The bullying was apparently never reported to the school. New Dorp High School did not immediately return calls from ABC News seeking comment about Cummings' case or its bullying policies.
The note found in Cummings' pocket after the crash, according to her relatives, spoke of a failed relationship with a boyfriend, which family members believe added to the girl's stress. In the note, Cummings said, according to her relatives, that she could not live without the boyfriend.
The New York Police Department confirmed that a note was found on Cummings at the time of the crash, but would not comment on its contents nor on the accusations of bullying in Cummings' death.
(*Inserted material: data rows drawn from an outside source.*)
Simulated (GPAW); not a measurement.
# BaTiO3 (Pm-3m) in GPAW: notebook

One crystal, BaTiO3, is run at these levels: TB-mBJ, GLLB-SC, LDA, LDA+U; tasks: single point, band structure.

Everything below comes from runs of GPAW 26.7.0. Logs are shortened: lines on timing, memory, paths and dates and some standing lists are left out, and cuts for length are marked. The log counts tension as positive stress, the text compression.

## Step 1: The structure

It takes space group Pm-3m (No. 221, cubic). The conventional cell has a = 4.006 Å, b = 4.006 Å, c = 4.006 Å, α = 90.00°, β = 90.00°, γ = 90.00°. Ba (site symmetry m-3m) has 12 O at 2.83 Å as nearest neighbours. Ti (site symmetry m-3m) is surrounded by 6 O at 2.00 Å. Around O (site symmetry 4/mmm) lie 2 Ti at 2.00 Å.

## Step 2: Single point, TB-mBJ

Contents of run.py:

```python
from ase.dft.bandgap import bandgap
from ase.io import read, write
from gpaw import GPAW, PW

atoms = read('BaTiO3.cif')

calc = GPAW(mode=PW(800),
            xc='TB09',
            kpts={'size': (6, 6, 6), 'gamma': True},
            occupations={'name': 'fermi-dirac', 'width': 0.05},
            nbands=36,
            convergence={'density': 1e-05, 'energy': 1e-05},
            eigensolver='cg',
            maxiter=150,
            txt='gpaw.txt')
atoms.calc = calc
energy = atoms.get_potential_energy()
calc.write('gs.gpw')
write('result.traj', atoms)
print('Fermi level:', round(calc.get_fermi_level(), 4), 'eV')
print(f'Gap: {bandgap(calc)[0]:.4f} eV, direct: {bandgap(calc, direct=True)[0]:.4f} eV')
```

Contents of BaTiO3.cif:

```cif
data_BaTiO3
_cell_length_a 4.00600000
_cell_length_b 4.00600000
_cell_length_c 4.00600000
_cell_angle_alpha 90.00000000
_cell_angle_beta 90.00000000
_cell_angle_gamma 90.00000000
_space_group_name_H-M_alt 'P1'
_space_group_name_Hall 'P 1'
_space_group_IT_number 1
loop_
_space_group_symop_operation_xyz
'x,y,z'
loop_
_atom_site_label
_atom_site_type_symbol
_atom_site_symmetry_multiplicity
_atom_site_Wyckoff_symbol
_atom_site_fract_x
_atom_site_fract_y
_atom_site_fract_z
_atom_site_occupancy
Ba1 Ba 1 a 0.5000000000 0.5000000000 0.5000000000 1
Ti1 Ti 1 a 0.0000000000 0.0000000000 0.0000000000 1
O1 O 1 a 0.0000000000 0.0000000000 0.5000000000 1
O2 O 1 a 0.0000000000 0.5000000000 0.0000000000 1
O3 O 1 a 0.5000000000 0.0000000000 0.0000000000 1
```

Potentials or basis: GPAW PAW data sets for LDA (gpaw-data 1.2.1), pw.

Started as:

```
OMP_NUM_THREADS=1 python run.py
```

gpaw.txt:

In the weeks and months leading up to her death, Cummings repeatedly expressed her unhappiness on her Facebook profile, saying she felt alone and sick of her life, and that she wanted to die.
"I'll just go f**k myself, just like u said baby, then I’ll go kill myself, with these pills, this knife, this life has already done half the job. -___-," she wrote in early December. The messages of despair stretched back at least to September.”
Cummings' suicide is the latest in a string of recent youth suicides, including those of Massachusetts high school student Phoebe Prince and Rutgers University freshmen Tyler Clementi, who was bullied for his romantic encounter with another man. Prince hanged her-self in a closet, and Clementi jumped of the George Washington Bridge in New York, bringing widespread outcry for schools to crack down on bullying.
Since Clementi's death, New Jersey has lead states around the country to enact tougher anti-bullying programs, including stricter punishments and better preventative education, in school districts.
Change is coming, and the tables are being turned on bullies, however, it is too slow in coming. Whatever they do! Bullies need to go to jail!
I will tell you the real truths my friends. In junior high or high school, majority of bullies were the jocks. Mainly football player jocks; they were the ones that bullied people at my high schools.
You see folks, the reasons schools don’t want to get tough on bullies, it means going after their highly prized and better than anyone else, jocks, which are above the laws and school regulations and rules.
Jocks can get virtually away with rapes and other crimes towards people, just because they are the big stars of their football programs.
Because, it also means punishing your star quarterbacks, your star wide receiver, your star defensive linesman, and the thoughts of losing city championships, or state championships, and even losing your star cheer leaders, who are partners in crimes with the jocks, who contribute as active bullies in schools.
In the U.S military, a shameful and racist circumstances of events occurred, when Eight U.S. soldiers are being charged, over death of 'racially-bullied' teenage Asian-American who 'committed suicide' on duty in Afghanistan.
I was bullied in the service and made it alive, unfortunately for Private Danny Chen, he didn’t.
Eight U.S. Army soldiers have been charged over the death of an Asian-American soldier in Afghanistan who was allegedly severely racially bullied.
Private Danny Chen, 19, of New York, was found dead in a guard tower at Combat Outpost Palace on October 3 after apparently committing suicide.
The Army described Private Chen as having ‘an apparent self-inflicted gunshot wound’ when found in southern Afghanistan's Kandahar province.
But it is now no longer clear whether Private Chen, who was from the Chinatown area of Manhattan, did in fact take his own life.
The eight soldiers from his company face charges ranging from dereliction of duty, assault, negligent homicide and involuntary manslaughter.”
How on earth can we attract Asian Chinese Americans in the service, when they are bullied this way?